On Sun, Aug 10, 2008 at 10:16:09PM -0700, Andrew Lentvorski wrote:

The worst I could imagine is needing to use a fresh kernel.  But, since
I can boot from a rescue disk, chroot into the new machine and pretty
much fix anything, it shouldn't be a problem.

Uhh, that doesn't count as a "restore" then. In fact, "fixing things up" is often more work than just reinstalling. Especially if you have a well automated install process.

I've never had an automated install process, since I've only done it a
handfull of times.  There is just way too much customization I do to
make that practical.

I just checked my oldest machine.  Unfortunately, I didn't record when I
first installed the machine, so I'm not completely sure.  The oldest
mtime I can find is from 2002 (not counting installed files that have
old timestamps).

The oldest ctime is from august 2007, which is probably from the new HD
I got, when I copied the data over.

The machine is kept up-to-date.  It's even gone through a complete
catastrophic machine failure (power supply fried everything).  I
replaced the entire computer, booted my recovery disk, restored grubbed,
and it was up and running.

Only in the land of Linux would "rescue disk, chroot, recompile modules, and update the kernel" be considered part of a "restore".
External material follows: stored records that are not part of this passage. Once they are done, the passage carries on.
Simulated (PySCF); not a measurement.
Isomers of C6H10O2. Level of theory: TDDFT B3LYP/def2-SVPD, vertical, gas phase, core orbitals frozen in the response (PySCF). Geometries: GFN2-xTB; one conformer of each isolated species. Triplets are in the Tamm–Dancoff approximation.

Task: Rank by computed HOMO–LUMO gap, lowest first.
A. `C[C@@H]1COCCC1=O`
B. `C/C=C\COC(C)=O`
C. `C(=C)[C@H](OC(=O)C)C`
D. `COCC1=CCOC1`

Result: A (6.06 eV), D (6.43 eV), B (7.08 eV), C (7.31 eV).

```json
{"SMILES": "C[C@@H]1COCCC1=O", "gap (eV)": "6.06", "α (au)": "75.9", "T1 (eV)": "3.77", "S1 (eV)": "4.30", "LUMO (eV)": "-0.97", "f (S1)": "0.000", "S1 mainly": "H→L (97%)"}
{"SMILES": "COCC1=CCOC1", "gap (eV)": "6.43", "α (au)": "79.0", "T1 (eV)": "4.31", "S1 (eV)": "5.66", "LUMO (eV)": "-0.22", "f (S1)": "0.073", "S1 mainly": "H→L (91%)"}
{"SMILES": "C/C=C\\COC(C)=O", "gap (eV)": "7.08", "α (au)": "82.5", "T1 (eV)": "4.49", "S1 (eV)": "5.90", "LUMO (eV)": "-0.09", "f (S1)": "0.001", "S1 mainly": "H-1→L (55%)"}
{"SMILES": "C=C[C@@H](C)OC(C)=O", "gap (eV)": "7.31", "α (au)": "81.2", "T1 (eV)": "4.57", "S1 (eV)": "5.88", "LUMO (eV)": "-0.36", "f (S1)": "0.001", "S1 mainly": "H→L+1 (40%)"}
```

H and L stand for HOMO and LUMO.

I've never had to do this as part of a restore.

The closest I've come is when I bought a motherboard that wasn't
supported by stable kernels.  I ended up building a kernel on another
machine, and using that to bring up the machine.  None of the
distributions I could find would even boot on it.

Those are the kind of days that make me long for 20+ year old operating systems like VMS.

The alternative being the "other" model where you change something,
you're screwed and you start over again?  One of the things I like about
Linux is that I can fix nearly anything that goes wrong.

Perhaps this is why I don't like most distributions.